The highs, the lows and making it all work

The clan on the first day of school, 2018. From left, Nathan, Nichole, Michael, Pacey, and in front, Makayla and Bella.

Listed among the most stressful situations people face are the death of a loved one, divorce, moving, loss of a job and imprisonment. But somewhere in the list there has to be getting a kid — not to mention a flock of them — ready for school in September.

Susan Cronin knows about looking at a calendar set to turn and changes coming for a flock of kids. She’s preparing six of them, ranging in age from 18 to 6. Those six are part of the great seasonal migration back to school that numbers 56 million K-12 students and about 20 million college students, according to the National Center for Education Statistics.

The Reporter caught up with Ms. Cronin on the family’s annual camping trip to Montauk, where they spend time in August. She spoke about the challenges of getting children set for another school year, and the financial burden that has to be borne every September to outfit children who were one size in May and a very different size in September.

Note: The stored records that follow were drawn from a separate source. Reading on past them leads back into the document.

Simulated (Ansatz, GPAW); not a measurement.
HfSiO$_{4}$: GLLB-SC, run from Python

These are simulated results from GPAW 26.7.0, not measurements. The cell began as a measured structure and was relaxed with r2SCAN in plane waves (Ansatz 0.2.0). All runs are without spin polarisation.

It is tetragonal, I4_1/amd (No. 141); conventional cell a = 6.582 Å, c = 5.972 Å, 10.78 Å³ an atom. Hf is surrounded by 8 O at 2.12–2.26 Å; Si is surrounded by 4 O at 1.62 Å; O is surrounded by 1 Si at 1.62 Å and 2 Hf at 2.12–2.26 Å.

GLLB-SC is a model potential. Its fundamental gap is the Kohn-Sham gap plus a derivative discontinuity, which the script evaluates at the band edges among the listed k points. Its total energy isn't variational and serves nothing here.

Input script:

Her husband, Tom, was taking Nichole, 18, Shelter Island High School Class of 2019, to the State University of New York at New Paltz for her freshman year.

Asked if Nichole was nervous, Ms. Cronin said, “Nervous and excited. It all gets wrapped together.”

But she was more concerned for Pacey and Michael, both 15, who are going into the their sophomore year.

Being sophomores, she was asked, do they now know everything?

“Pretty much,” she said, but admitted she was nervous about the boys’ heavy load of a schedule.

“There are so many different classes, and they don’t have a lunch break,” she said, but the teacher for the mid-day slot has said the students can eat their lunch in class.

Is it too much? “Absolutely,” Ms. Cronin said, speaking of the pressure on youngsters with “Regents and Advanced Regents. I wouldn’t make it as a student today.”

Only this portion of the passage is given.